They wheeled me back into my private room before an attendant brought the baby.  Laura’s husband snapped photos, which we would later learn suffered from too little light.  I think I might have one somewhere, of me with a dazed expression and one bare shoulder, clutching my child and grinning.

“If I could bottle that look, I’d be rich,” Ron laughed.  I couldn’t think of any reply that wouldn’t emphasize Laura’s own childless state so I just snuggled my baby and thought about what I wanted to name him.  We’d been calling him “Buddy” for the sixteen weeks since a tech had revealed his gender against my urgent request not to do so.

“A boy?” I had all but gasped.  “What on earth am I going to do with a boy?”

But I learned what to do with a boy.  As with a girl, you do your best.  You try to give him space, and you love him.  You watch for his talents and gently nurture those.  You fret about his fears but try not to call them to his attention over-much.  You worry that you’ll spoil him, neglect him, or ruin him with your feeble efforts which fall so far short of perfection that you anguish in the night while he sleeps.

For his part, he makes you laugh when you’re staring at a stack of bills.  He tromps around in black cowboy boots.  He drags his cat upstairs, his bike down the sidewalk, and the Trick-or-Treat for UNICEF can up and down the block on which you live three Halloweens in a row.  They’re fine creatures, boys.  They break your heart, challenge long-held maternal misconceptions, and when you get jiggly on them, they  skate right back and tell you to knock it off, because you damn well know better than to pull that kind of stunt.

My boy has never let me down.  Even when he made choices that sent shivers down my back, or forged ahead when I found the path so frightening that I begged him to stay, he’s made me proud.  I don’t always understand him. I don’t always deserve him.  But I’m proud of him, every day of my life.  Every day of his.
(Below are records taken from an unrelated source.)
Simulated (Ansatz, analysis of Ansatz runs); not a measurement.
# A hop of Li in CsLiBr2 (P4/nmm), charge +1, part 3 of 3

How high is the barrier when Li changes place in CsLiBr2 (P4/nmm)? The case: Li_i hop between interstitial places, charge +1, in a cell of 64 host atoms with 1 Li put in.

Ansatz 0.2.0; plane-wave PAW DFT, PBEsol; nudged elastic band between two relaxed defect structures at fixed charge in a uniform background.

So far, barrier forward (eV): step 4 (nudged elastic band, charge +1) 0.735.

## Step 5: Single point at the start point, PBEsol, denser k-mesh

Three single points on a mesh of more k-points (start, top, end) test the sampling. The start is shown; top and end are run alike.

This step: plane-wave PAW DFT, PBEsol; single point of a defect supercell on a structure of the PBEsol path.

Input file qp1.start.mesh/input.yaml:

In Thailand, divers just started the monumental task of rescuing twelve soccer players and their coach, every blessed one a mother’s son.  My heart clenched when I saw the news.  I think about my own son, and how absolutely grim my life would be if I ever lost him.  I have no trouble understanding the real mother who offered to surrender her infant rather than to let King Solomon him cut in half.  I’d do the same, no questions asked, to save my boy.  I’d let him go to save him.  I would not hesitate.

Happy birthday, Patrick Charles Corley.  I hope you have a wonderful birthday, and I fervently pray that tomorrow, and each day thereafter, brings you many happy returns.

It’s two hours shy of being the eighth day of the fifty-fifth month of My Year Without Complaining.  Life continues.

 

One thought on “Many Happy Returns of the Day

  1. Linda Overton

    Like you, I am the mother of one boy. I can definetly empathize with you in those feelings. I’m a little further down this path than you are in that I have four grandchildren and one great grandson. But it would be wrong for me to say to you “follow me” because each of us forges our own path after all.